Search code examples
haskellstate-monad

Haskell help to understand this State monad code: where is runState defined?


I am new to Haskell and trying to understand monads. I am going thru this code Putting it here for quick reference

newtype State s a = State { runState :: s -> (a,s) }

instance Monad (State s) where
  return a = State $ \s -> (a, s)

  State act >>= k = State $ \s ->
    let (a, s') = act s
    in runState (k a) s'

get :: State s s
get = State $ \s -> (s, s)

put :: s -> State s ()
put s = State $ \_ -> ((), s)

modify :: (s -> s) -> State s ()
modify f = get >>= \x -> put (f x)

evalState :: State s a -> s -> a
evalState act = fst . runState act

execState :: State s a -> s -> s
execState act = snd . runState act

I didn't get where the function runState is defined. It seems its type is declared in newtype State s a = State { runState :: s -> (a,s) }. The most puzzling part is this code compiles without any error.

Where is runState defined? where is its code?


Solution

  • What you seem to be missing is the functionality provided by record syntax. In Haskell, there are multiple ways to define a data type. You are probably familiar with statements like the following:

    data MyType = MyType String Int
    

    where a type MyType is defined, which is a product type (i.e. any value of this type has both the String and Int fields filled). If we want to work with this type, we might want to view the String and Int components separately, so we would define accessor functions for this:

    getLabel :: MyType -> String
    getLabel (MyType s _) = s
    
    getNum :: MyType -> Int
    getNum (MyType _ i) = i
    

    For large data types (with many fields) this can get very tedious, and writing this kind of function is in general very common: often we have a simple type where a constructor wraps the content, and we want a convenient way to access this content in its "own" type (i.e. without the wrapper).

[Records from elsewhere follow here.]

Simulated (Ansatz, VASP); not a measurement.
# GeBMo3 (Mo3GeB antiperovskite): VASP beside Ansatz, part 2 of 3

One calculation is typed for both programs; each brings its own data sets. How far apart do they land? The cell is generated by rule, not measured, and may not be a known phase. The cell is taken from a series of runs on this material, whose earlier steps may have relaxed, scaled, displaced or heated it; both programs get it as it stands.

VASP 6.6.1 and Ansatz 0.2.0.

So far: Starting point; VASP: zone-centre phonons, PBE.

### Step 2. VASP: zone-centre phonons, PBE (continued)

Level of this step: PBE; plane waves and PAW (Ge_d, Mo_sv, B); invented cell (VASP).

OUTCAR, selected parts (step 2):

    Because this desire to access fields is so common, Haskell provides record syntax. When you use record syntax, you essentially name the fields inside a data type, and the functions to extract the values in these fields are generated automatically. So we could redefine our data type from earlier:

    data MyType' = MyType' { myLabel :: String, myNum :: Int }
    

    and Haskell would generate the accessor functions myLabel :: MyType' -> String and myNum :: MyType' -> Int automatically. These functions then have the same functionality as the getLabel and getNum functions we defined earlier.

    Taking the State type as an example, we could have defined it as follows:

    newtype State' s a = State' (s -> (a, s))
    

    and written a function to access the contents:

    getStateFun :: State' s a -> (s -> (a, s))
    getStateFun (State' f) = f
    

    which would allow us to remove the State' "wrapping" from around our value. But this is less convenient than using record syntax, which is used in your example: the value stored inside the State wrapper is given the fieldname runState, and Haskell generates the accessor function, which is why the code compiles and runs without problems. runState then basically does the same as getStateFun.

    This is also all quite clearly explained in the section "Record syntax" in this chapter from Learn You A Haskell For Great Good.